Wet Woods

Willow and alder woods occur frequently where the ground is waterlogged and within Dartmoor, the wet woodlands are often found in association with oakwoods or Rhôs pasture in valley systems.

The main tree species are grey willow, goat willow and alder, often with downy birch or ash. Otherwise, the most characteristic plants are marsh marigold, golden-leaved saxifrage, marsh violet, great tussock sedge, ferns like lady fern, scaly male fern and broad buckler fern, and bog mosses like Sphagnum palustre and S. recurvum. One notable plant that quite often occurs in Dartmoor's wet woodlands, as well as alongside rivers, is the royal fern, a large and striking species formerly much collected for ornamental purposes.

Many willow woods, or carrs, especially where the trees are old, have rich lichen communities, such as the leafy Parmelia and beard-like Usnea species. Sometimes members of the lungwort community are present, including conspicuous lichens like Lobaria pulmonaria, L. virens and Sticta species. These are all intolerant of atmospheric pollution and are used as indicators of clean air.

Typical birdlife includes redpoll, siskin, willow tit and wintering woodcock.

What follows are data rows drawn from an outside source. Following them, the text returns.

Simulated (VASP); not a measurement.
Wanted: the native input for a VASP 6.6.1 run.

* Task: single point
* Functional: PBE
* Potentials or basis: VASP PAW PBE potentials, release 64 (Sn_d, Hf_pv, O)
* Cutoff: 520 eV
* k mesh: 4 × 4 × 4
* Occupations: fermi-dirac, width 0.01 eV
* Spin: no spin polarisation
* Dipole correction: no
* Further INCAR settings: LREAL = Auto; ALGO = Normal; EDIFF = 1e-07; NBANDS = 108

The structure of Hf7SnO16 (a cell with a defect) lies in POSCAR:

Small areas of wet woodland occur within many of the oakwood SSSIs that have been notified within the Dartmoor Natural Area. Sampford Spiney has fairly extensive areas of willow carr, while there is a remarkably large stand of alder at Becka Falls within the Bovey Valley SSSI. Both Sampford Spiney and Shaugh Prior Woods SSSIs have rich lungwort communities on old willow trees. Yarner Wood National Nature Reserve contains a well-developed, but small, stand of alder wood.